Port Phillip Bay: a recently drowned river valley
Author - Jenny Lee
Category : Bays and coastlines
 
 
A banjo shark swimming across a field of seagrass in Port Phillip Bay. These sharks are a very familiar sights off the beaches between Altona and the Bellarine Peninsula.
Photo by Steve Frlan.

 

A romantic interpretation of the Lady Nelson at anchor in Hobsons Bay, 1802, created more than eighty years after she sailed through the mouth of Port Phillip Bay.
Etching by F.A. Sleap, published in the Illustrated Australian News, August 1, 1888. Contributed by La Trobe Picture Collection, State Library of Victoria.

 

Port Phillip Bay is a shallow drowned valley that forms an inlet of Bass Strait on the southern coast of the Australian mainland.

With several freshwater rivers and a coastline of 225 kilometres, it has been a natural focus of both Aboriginal and European occupation.

The first recorded European sighting of Port Phillip Bay was by Acting Lieutenant John Murray, in charge of the Lady Nelson, in February 1801. After negotiating the narrow, treacherous entrance at the mouth of the bay, Murray was startled to see a 'most noble sheet of water'. He spent several weeks exploring the southern shores, then claimed the land for the British Crown and named the bay Port King in honour of King George III - or perhaps as a compliment to the governor of New South Wales, Philip Gidley King.

If Murray intended to flatter his boss, he did not get far. When he returned to Sydney, the governor overruled him. The bay, King announced, would be called Port Phillip to honour his 'worthy and dear friend' Arthur Phillip, the first governor of New South Wales, who 'until now has not had his name bestowed on either stick or stone in the colony'. So Port Phillip it was.

The authorities' opinion of the region soon soured. A survey expedition led by Charles Grimes in the summer of 1802-03 reported unfavourably on the area's agricultural potential, and a year later an attempt to establish a convict settlement on the eastern shore of the bay failed for lack of water. It was not until 1835 that new moves were made to establish a European settlement, and even then the push was led by the private adventurers John Batman and John Pascoe Fawkner without government approval. Within a year there was a regular shipping traffic across Bass Strait, and Europeans and their flocks were pouring into the district from all directions.

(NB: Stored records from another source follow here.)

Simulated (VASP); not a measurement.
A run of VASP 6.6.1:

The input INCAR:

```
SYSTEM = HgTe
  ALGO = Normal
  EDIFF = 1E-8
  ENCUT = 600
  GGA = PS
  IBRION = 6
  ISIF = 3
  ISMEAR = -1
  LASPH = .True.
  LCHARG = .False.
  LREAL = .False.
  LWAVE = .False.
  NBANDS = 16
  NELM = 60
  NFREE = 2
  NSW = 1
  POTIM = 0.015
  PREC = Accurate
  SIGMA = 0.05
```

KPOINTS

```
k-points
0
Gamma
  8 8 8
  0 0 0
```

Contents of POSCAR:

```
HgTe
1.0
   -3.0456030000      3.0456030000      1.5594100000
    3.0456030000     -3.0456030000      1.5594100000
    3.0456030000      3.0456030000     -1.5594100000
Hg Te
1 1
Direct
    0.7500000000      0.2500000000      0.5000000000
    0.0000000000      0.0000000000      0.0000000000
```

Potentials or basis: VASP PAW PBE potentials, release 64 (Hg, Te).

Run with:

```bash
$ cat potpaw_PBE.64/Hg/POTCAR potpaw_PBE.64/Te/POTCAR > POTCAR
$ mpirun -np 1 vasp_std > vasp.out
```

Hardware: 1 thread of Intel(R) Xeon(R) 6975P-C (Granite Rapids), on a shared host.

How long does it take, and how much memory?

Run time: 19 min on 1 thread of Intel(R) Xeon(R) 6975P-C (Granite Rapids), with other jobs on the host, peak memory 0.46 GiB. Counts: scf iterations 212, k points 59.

Mussels on the sea bed in Port Phillip Bay, just off Point Lillias.
Photo by Steve Frlan.

The breadth of Port Phillip may be 'noble', but its depth is less impressive. In fact, it is a shallow valley that has only been under water for 8500 years. The shipping channels of today were the river beds of not so long ago. Their buoys mark out the submerged valleys like highways across a vast plain.

Where the mouth of the bay is now, the rivers joined and thundered into a gorge, then emerged on to a lowland that stretched over the southern horizon. This was the land bridge to the rocky peninsula that is now the island of Tasmania.

By the time the sea reached its lowest level, about 15,000 years ago, people had been living in the valley and the lowlands beyond for many thousands of years. Then the sea began to rise again, first cutting the land bridge, then making its way through the gorge into the valley. Large areas of coastal plain were submerged and long stretches of coastline created. The peoples of the valley had to adapt to a smaller land area, but the climate became warmer and there was an abundance of resources along the sea-shore.

Oral tradition carried the memory of the flooding of the bay across the generations. In 1858 William Hull told the Victorian Legislative Council's Select Committee on the Aborigines:

The blacks say that their progenitors recollected when Hobson's Bay was a kangaroo ground. They say, 'Plenty catch kangaroo and plenty catch possum there' and the river once went out to the heads and that the sea broke in and that Hobson's Bay which was once a hunting ground became what it is.

His hearers were sceptical, just as other Europeans were disbelieving when the traditional owners of the vast plain west of the bay spoke of mountains 'chucking fire'. Europeans tended to think of the Australian continent as being changeless before their own arrival, and they had no conception of how long the country had been under human occupation before them. Volcanoes and tidal waves did not fit this image - let alone the notion that indigenous people had been around to witness such events.

Further reading: A. G. L. Shaw, A History of the Port Phillip District, Miegunyah Press, 1996.

(Copyright Imagine The Future Inc. and Australian Film Commission, 2002.
Text by Jenny Lee for ITF.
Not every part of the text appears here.